Benchmark Summary: Like ATI's reference Radeon X800 XL, Sapphire's Hybrid Radeon X800 XL performed very well throughout our entire suite of benchmarks.  It did best in DirectX games like Half Life 2 and Unreal Tournament 2004, but faltered a bit in the Doom 3 (OpenGL) tests.  In games like Halo, Splinter Cell, and FarCry the Sapphire Hybrid Radeon X800 XL battled it out with a GeForce 6800 GT, with one card winning a few tests only to fall behind in others.

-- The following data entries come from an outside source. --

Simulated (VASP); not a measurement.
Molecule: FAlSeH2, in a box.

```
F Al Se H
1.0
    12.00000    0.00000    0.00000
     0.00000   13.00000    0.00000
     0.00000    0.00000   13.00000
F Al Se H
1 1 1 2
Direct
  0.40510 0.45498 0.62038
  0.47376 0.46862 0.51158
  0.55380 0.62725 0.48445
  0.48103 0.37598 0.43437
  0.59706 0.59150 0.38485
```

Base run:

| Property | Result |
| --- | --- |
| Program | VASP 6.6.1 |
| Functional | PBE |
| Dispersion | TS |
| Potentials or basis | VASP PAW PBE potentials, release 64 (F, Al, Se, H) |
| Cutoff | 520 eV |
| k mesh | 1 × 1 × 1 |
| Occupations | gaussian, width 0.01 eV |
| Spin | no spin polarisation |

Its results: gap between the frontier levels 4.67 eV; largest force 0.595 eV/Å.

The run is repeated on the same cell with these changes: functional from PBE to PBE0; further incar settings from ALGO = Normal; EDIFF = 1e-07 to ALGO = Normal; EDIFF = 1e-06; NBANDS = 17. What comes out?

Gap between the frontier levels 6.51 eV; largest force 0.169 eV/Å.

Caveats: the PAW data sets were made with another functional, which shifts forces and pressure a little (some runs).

Sapphire's Hybrid Radeon X800 XL is a hit.  This video card succeeds on many different levels.  Sapphire's bundle consists of a very good array of software and accessories, including two full version games (Prince of Persia: The Sands of Time and Splinter Cell: Pandora Tomorrow), a tweaking / overclocking utility, Cyberlink's PowerDVD software, and an assortment of output adapters and cables.  The Hybrid Radeon X800 XL's cooler is also nice; it's compact and quiet, yet effective.  This card also performed very well, and best of all it's actually in-stock and available at a variety of on-line retailers.  It's no secret that ATI has had some supply issues recently, so it is reassuring to review a new product and actually see it available for sale at the time of publication.  These supply issues seem to have had an effect on the selling price of Radeon X800 XLs, however, as they are currently selling for about 20% more than ATI's MSRP of $299.  The Sapphire Hybrid Radeon X800 XL for example, is selling for about $369 on-line.  $69 more than ATI's suggested price.  Regardless, even at $369 this card is about $60-$80 less expensive than a PCI Express GeForce 6800 GT at the moment.  And with a little luck, hopefully pricing will drift back down to ATi's MSRP once these cards are flowing a bit more freely in the channel.  Then, you'll be looking at serious gaming value for the money. We're giving it a solid 9 on the Heat Meter.